I’ve been asked several times since my last post what I’ll share next. Then I was asked, why haven’t you written anything lately? There isn’t an answer as to why I haven’t crafted anything; but, I haven’t felt the peace and comfort that comes with writing. With all of the daily commitments, I’ve found myself observing, listening, reading, and just taking everything in.
It’s been a whirlwind; the weather has changed, I’m battling a cold, busy at work, crazy at home, financial stress with the upcoming holidays – I know others are facing their own stress too.
What’s missing though is the peace I feel with His Word. I don’t have an answer as to why I haven’t spent time reading His Word. It’s part of my day, but somehow that piece of the puzzle is missing.
I was in church Sunday; however, I didn’t hear what the sermon. Too much noise in my mind, I wasn’t open to what was said, I didn’t hear the message – why not?
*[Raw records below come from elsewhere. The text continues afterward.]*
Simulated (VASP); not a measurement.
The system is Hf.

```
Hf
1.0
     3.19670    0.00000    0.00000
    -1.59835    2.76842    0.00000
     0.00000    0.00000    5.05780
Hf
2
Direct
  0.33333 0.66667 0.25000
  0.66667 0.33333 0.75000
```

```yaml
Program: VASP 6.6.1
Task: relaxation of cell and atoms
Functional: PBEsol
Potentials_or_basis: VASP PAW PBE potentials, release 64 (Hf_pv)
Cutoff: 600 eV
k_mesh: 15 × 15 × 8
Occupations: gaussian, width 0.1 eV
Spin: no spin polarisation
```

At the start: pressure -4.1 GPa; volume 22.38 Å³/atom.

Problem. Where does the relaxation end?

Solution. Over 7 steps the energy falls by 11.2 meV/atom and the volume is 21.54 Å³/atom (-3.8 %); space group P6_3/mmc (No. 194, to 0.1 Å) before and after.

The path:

I enjoy church and look forward to hearing my pastor’s message each week. I always learn something and walk away feeling refreshed, ready to tackle another full week of work, activities, and enjoying my family. As my morning routine began I felt as if the noise had subsided, I realized that my spiritual vision had faltered. He doesn’t send me daily reminders to spend time with Him; it’s something I do as part of my day.
I found myself skimming through 1 Samuel this morning, and am processing the words.
1 Samuel 15:34-16:21: It’s a good feeling as I work to complete the puzzle.